What Happened to Ryan Lochte? Here’s Why You Won’t See Him at the Tokyo Olympics

For the last several Olympics, swimmer Ryan Lochte has been a name on the minds of American sports fans. This has been for reasons both good and bad. But say what you want about Lochte — for whatever reason, he was always a figure who seemed to capture the public’s imagination in a way many other athletes haven’t been able to. Which is why some have likely wondered: What happened to Ryan Lochte, and why isn’t he swimming at the Tokyo Olympics?

Swimming fans may miss this familiar face during the Tokyo Olympics

Ryan Lochte swimming
Ryan Lochte at “Swim For Relief” Benefiting Hurricane Sandy Recovery. | Slaven Vlasic/Getty Images

Lochte’s international swimming career reveals quite a long list of achievements. According to Britannica, he’s won 12 medals overall with six gold medals. He competed for the U.S. in 2004 in Athens, 2008 in Beijing, 2012 in London, and in 2016 in Rio. He’s regarded as the second most-decorated American swimmer in terms of Olympic medals, behind only Michael Phelps. 

At the 2016 Rio Summer Games, Lochte gained attention for a negative reason. According to USA Today, Lochte and several other American swimmers claimed to have been robbed at gunpoint in Rio, only for video evidence to prove that a drunk Lochte and friends had damaged a gas station men’s room. The incident brought significant shame to the U.S., as two of the swimmers were detained. Five years after the event, all charges were dropped.

Due to his age, it wasn’t expected that Lochte would be a contender to compete in the 2020 Tokyo Olympics. He did his best to prove his doubters wrong. 

What happened to Ryan Lochte? 

Lochte attempted to make one more run at the Olympics but came up short. People reported that Lochte, at the age of 36, attempted to make the U.S. men’s Olympic swimming team. After Rio, the swimmer had a rough go of it in the ensuing years. Along with losing his endorsements due to the Rio fiasco, in 2018 he violated a restriction on IV use that led to his suspension from swimming. He also entered rehab for alcohol abuse. 

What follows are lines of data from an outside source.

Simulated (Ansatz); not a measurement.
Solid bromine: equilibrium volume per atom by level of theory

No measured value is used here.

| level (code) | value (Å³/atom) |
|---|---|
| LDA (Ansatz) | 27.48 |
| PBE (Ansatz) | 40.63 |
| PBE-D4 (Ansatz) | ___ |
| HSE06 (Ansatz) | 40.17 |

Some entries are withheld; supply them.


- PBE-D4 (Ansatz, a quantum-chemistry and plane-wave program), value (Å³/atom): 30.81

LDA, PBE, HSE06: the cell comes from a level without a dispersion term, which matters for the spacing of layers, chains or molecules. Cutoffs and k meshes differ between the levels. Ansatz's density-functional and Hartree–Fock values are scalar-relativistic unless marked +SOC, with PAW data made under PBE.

Even with these setbacks, Lochte found himself in a good place this past summer, making a commendable effort to swim for his country one more time. Despite giving his best during the qualifying rounds leading up to Tokyo, Lochte failed to qualify for the Olympics. This result wasn’t unexpected. Swimming at an elite level is generally a young man’s game, and while Lochte is young by the average person’s standards, he’s a dinosaur in the world of competitive swimming.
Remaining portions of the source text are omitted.